China and Romania spawned the most cyber attacks last year, according to an in-depth study released this week by Verizon. Notably, whereas Romanian attackers were primarily prowling for financial data to score a big payday, Chinese perpetrators were engaged in espionage, focused on swiping trade secrets and internal data. Much of the responsibility for successful data breaches in 2012, however, can be pinned on IT's long-standing nemesis: single-factor authentication. Seventy-six percent of network intrusions in 2012 exploited weak or stolen credentials.

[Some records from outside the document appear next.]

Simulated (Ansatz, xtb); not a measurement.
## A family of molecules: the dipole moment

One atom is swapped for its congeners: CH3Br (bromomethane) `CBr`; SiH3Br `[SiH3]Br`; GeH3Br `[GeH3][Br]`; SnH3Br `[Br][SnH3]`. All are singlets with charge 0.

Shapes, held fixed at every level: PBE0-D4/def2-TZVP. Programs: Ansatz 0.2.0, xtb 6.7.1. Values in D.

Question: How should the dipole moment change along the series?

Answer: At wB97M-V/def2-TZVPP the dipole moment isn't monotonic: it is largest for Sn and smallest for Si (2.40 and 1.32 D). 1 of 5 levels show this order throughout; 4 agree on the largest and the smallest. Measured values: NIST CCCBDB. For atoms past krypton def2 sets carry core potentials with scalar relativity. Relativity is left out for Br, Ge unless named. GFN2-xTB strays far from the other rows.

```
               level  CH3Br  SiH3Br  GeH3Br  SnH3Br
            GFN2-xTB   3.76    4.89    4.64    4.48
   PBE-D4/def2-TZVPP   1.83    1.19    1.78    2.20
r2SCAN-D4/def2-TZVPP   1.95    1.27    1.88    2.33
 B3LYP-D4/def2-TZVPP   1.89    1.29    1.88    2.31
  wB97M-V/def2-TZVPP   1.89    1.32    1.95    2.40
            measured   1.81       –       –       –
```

Verizon's 2013 DBIR (Data Breach Investigations Report) is brimming with information as to who was behind worldwide cyber attacks in 2012, what attackers were after, and what tactics they employed to pull of their crimes. Verizon's RISK (Research, Investigations, Solutions, Knowledge) Team, in conjunction with more than a dozen security-focused organizations, culled the data by analyzing more than 47,000 reported security incidents and 621 confirmed data breaches from the past year.
Among the report's key findings, the vast majority of cyber attacks against organizations -- 92 percent -- were perpetrated by external parties; just 14 percent were pulled off by someone on the inside. Verizon pinned the remainder to partners. (The report notes that "many figures and tables in this report add up to more than 100 percent; this is not an error. It simply stems from the fact that items presented in a list are not always mutually exclusive, and thus, several can apply to any given incident.")
"The two big reasons for the dominance of external actors are their numerical advantage and greater attack scalability," according to the report. "An organization will always have more outsiders than insiders, and the Internet connects criminals to a virtually limitless host of potential victims."
As to who was responsible for most of the external attacks, the RISK Team reported that 55 percent were performed by organized crime syndicates. "This reflects the high prevalence of illicit activities associated with threat actors of this ilk, such as spamming, scamming, payment fraud, account takeovers, identity theft, etc."
These syndicates' primary motivation is money: "As economic and social activities continue to go online, criminals will follow in order to exploit the soaring amount of data that can be (all too easily) converted to cash."
Attacks from organized cyber criminals tend to come from Eastern Europe and North America, and they primarily target the financial, retail, and food industries. Their tactics often include physically tampering with victims' equipment (ATMs, point-of-sale terminals, databases, and desktops); engaging in brute-force hacking; and using malware for spying, capturing store data, posing as admins, and RAM scraping. They tend to focus on grabbing payment cards, credentials, and bank account information.
Meanwhile, state-affiliated groups were behind 21 percent of all outside attacks, representing an increase over previous years -- and these folks weren't in it for the money. Rather, the report says "threat actors engaged in espionage campaigns ... seek data that furthers national interests, such as military or classified information, economy-boosting plans, insider information or trade secrets, and technical resources such as source code."
State-affiliated attacks primarily target manufacturing, transportation, and professional-service companies, and most of these attacks stem from East Asia (China). Their tactics of choice include phishing, hacking to swipe credentials, and using an array of malware for backdoor exploitation, password dumping, and swiping data via command-and-control servers. They generally target computers and servers of all types. The bounty they seek: credentials, internal organization data, trade secrets, and system info.
Just 2 percent of external activists were pinned to activists, and those attacks most commonly come from Western Europe and North America. They target information-service companies and public agencies, primarily with such tools and tactics as SQL hacking, brute-force attacks, using stolen credentials, backdoor malware, and RFI (remote file inclusion) hacking. Hacktivists primarily seek personal information, credentials, and internal data, according to the report.